Reputation: 1121
NLTK regular expressions work with tags such as:
<DT>? <JJ>* <NN>*
is there a way to include words within the regex? IE: "<N> <such> <as> <N> <and> <N>"
Upvotes: 2
Views: 494
Reputation: 5498
The easiest way is to convert the tags of the words. Modify the tag of the word you want to use in the regular expression.
Example:
import nltk
pos_tags = nltk.pos_tag(nltk.word_tokenize('Tea such as Green and Brown.'))
# use certain words as it is in grammar
same_word_tags = ['such', 'as', 'and']
pos_tags = [
(w, w.upper()) if w in same_word_tags else (w, t)
for w, t in pos_tags
]
grammar = "CHUNK: {<NN.*> <SUCH> <AS> <NN.*> <AND> <NN.*>}"
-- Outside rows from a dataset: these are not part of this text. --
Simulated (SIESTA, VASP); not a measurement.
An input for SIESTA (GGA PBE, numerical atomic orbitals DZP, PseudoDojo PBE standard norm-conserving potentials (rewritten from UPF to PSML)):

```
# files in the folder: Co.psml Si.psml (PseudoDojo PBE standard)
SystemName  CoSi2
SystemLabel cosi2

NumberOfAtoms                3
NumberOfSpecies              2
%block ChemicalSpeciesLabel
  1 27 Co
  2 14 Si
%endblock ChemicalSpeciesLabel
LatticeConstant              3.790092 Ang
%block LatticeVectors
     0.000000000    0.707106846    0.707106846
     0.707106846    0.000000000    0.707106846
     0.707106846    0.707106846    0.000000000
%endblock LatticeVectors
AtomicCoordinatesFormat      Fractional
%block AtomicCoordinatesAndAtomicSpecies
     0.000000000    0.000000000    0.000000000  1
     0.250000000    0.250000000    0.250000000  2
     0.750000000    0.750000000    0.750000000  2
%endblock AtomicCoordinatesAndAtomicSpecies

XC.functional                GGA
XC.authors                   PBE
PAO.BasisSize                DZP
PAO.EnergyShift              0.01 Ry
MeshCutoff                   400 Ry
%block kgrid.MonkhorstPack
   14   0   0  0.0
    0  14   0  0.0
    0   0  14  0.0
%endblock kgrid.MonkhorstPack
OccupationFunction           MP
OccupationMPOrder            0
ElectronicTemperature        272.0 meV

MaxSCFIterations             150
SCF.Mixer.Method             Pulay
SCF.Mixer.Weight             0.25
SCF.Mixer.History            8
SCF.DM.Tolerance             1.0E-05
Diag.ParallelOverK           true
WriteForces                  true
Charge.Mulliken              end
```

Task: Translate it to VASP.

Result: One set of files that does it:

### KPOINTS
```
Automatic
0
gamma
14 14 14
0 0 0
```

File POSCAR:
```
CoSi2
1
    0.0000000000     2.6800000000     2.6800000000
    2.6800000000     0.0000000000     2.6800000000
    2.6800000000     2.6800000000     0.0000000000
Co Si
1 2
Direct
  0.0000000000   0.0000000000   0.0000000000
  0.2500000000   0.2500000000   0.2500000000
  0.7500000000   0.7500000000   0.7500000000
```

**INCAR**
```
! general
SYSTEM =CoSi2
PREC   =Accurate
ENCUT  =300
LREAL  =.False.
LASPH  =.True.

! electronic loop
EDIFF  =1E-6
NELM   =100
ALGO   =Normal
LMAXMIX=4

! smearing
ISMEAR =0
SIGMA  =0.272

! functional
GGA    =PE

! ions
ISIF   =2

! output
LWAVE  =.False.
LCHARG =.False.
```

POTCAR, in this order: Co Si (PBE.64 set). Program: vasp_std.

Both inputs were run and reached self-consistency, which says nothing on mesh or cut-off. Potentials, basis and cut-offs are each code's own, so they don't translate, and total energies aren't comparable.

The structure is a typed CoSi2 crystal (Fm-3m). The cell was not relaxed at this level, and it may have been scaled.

tree = nltk.RegexpParser(grammar).parse(pos_tags)
Upvotes: 0
Reputation: 107337
As i remember <DT>? <JJ>* <NN>*
is a chunk pattern . and the chunk patterns are converted internally to regular expressions using the tag_pattern2re_pattern()
function:
>>> from nltk.chunk import tag_pattern2re_pattern
>>> tag_pattern2re_pattern('<DT>?<NN.*>+')
'(<(DT)>)?(<(NN[^\\{\\}<>]*)>)+'
then you could put your words inside the regex pattern result .
Upvotes: 2